Paul Wesselingh brought his fairy tale year to an end in stunning fashion as he rounded off a five stroke victory in the MCB Tour Championship, and sealed the European Senior Tour Order of Merit in the process.
The Englishman, who was playing only his second year on the European Seniors Tour, completed the double at Constance Belle Mare Plage with a closing three-under par 69 to finish ahead of defending champion David Frost and Spaniard Miguel Angel Martin.
"Halfway through the round, I knew I had won the Order of Merit, so I had refocus a little bit,” - Wesselingh
The win also completed a dramatic rise for Wesselingh, who has went from being a long time club pro to European Senior Tour No.1.
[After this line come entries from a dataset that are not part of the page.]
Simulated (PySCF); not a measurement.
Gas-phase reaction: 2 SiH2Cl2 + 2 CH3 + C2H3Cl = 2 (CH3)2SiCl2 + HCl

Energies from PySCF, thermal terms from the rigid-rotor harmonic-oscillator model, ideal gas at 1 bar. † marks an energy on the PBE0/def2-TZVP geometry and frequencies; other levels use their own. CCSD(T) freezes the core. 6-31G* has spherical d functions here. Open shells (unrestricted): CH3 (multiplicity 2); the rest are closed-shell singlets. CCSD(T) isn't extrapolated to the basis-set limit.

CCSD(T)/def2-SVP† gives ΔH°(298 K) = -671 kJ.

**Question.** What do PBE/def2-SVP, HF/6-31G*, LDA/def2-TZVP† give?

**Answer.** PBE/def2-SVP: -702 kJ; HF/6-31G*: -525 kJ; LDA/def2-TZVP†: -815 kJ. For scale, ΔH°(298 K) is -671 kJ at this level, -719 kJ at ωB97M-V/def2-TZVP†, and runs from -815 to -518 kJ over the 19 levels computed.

“It feels incredible,” said Wesselingh. “To do it in the way I have dont it, by winning the tournament and playing alongside Colin Montgomerie, winner of eight European Tour Order of Merits and a big hero of mine, is very special.
“It feels like it was meant to be. I feel incredibly honoured and delighted. It's hard to believe what I have done this year, really. To win four times and to win the Order of Merit is an incredible achievement.”
Wesselingh, who uses John Letters clubs, had a lead of €47,936 in the Order of Merit over his nearest challenger Steen Tinning heading into the season finale, meaning Tinning needed to win the title to have any chance of claiming the John Jacobs trophy. He eventually finished in a tie for 20th place.
“Halfway through the round, I knew I had won the Order of Merit, so I had refocus a little bit,” added Wesselingh. “I wanted to win the Order of Merit first and foremost, but then I had this big lead and it is just a dream come true the way it has all happened this week.”
John Letters delighted for Wesselingh
“What a great year for Paul, we are thrilled for him as to achieve this success is fantastic,” said Simon Corp, John Letters brand manager. “He deserves all the plaudits as I know how hard he works on his game and fitness. He constantly challenges our tour technicians and works with them closely to keep striving to improve the equipment.